The statement that there will be no peace without Egypt and no war without Syria in the Middle East describes the reality of the situation. The Palestinian issue has been bleeding from the heart of this region for many years. In fact, the Middle East, like Africa, is the bleeding wound of the world. We can see traces of the brutal preferences of the colonial past in these lands without going back very far in time. In other words, the West is responsible for what happened in these countries. If it takes responsibility in proving its civility, the West must return what it has stolen from these regions through honest, sincere policies. Any problem in this region will influence not only the people in the region but the people in the entire world.
The Arab Spring is the result of a strong reaction to the unsustainable pressures and brutality of totalitarian regimes. While many were looking for the involvement of the US or other great powers in this upheaval, what was really happening was a correction in the course of history. For the West, the Arab Spring was not conceivable or predictable in Tunisia, Libya, Egypt, Yemen or Syria. This is best evidenced by the failure of the US to properly address what has been going on in these countries and to offer a comprehensive policy vis-à-vis the developments in the region.
Now, however, the process of change has started. This region will overthrow the archaic regimes set up by colonial powers and the boundaries they drew. I am not sure if you are aware of this, but this is the 1789 of the Middle East. Of course, it is unique and may take a long time and, sadly, it could be bloodier than the French Revolution.
Turkey has opposed Syrian President Bashar al-Assad since the beginning. Iranian support for the Assad regime is immoral but is something we should have expected. And we strongly oppose Assad, who has killed 20,000 people. For this reason, we want the removal of the Assad regime, the establishment of a democratic regime in its place and the achievement of peace.
In fact, Assad is already gone. This is just an extension of the battle. The real matter is how much more blood will be spilled.
Neo-nationalist circles in Turkey, which extend a great deal of support to Assad, do not concern themselves with civilian deaths. They believe that a war of ideology is going on in Syria and, for this reason, they do not want the collapse of the Assad regime as they see it as part of their ideological front. Therefore, they remind those who oppose Assad what could happen after Assad is gone or of the murders committed by the opposition, as if those who urged Assad not to spill blood are responsible for this.
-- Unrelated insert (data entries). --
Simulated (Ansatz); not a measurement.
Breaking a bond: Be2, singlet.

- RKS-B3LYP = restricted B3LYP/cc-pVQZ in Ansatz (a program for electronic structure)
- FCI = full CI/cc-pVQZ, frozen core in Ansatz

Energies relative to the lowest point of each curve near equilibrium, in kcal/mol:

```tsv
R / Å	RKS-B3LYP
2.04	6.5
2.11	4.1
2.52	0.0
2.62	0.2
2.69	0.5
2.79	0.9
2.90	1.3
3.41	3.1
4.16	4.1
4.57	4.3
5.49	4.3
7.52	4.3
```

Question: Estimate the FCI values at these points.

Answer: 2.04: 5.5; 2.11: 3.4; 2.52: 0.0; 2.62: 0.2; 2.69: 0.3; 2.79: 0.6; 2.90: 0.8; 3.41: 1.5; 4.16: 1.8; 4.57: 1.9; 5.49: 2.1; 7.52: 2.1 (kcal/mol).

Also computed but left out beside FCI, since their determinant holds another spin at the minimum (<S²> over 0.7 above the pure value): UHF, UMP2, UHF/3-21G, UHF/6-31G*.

Of course, democracy will not arrive in this region overnight. The domination of the military council in Egypt is an example. I do not think that the opposition groups in Syria have strong faith in a Swedish-style democracy. And I think that the opposition is also committing massacres and crimes against humanity. It is particularly obvious that radical elements including al-Qaeda are trying to become influential in this region. Still, this should not mean we have to defend Assad.
The Alevis, Christians and other minorities are worried about what would happen to them after Assad. Arameans (Syriacs) in Syria have said that their churches have been burnt down and have suggested that radical elements like al-Qaeda have been intimidating them. Hillary Clinton, while strongly criticizing Assad, draws attention to these radical elements. At a summit recently held in İstanbul, Turkey focused attention on the Democratic Union Party (PYD) whereas Clinton referred to the risk associated with these elements because, as a Muslim democratic state, Turkey's support in this matter is particularly important.
I believe that although the Free Syrian Army (FSA) is being supported against the Assad regime, those who support it are also letting the FSA know that the radical elements within their group should not be allowed to become influential because the new regime after Assad should be pluralistic and they should not repeat past mistakes. Whether the Syrian opposition is mature enough to realize this is not apparent in the current wartime conditions. However, even if the world allows the emergence of another brutal regime, the end of that regime would be no different than that of Assad's administration, with the exception that more people would die.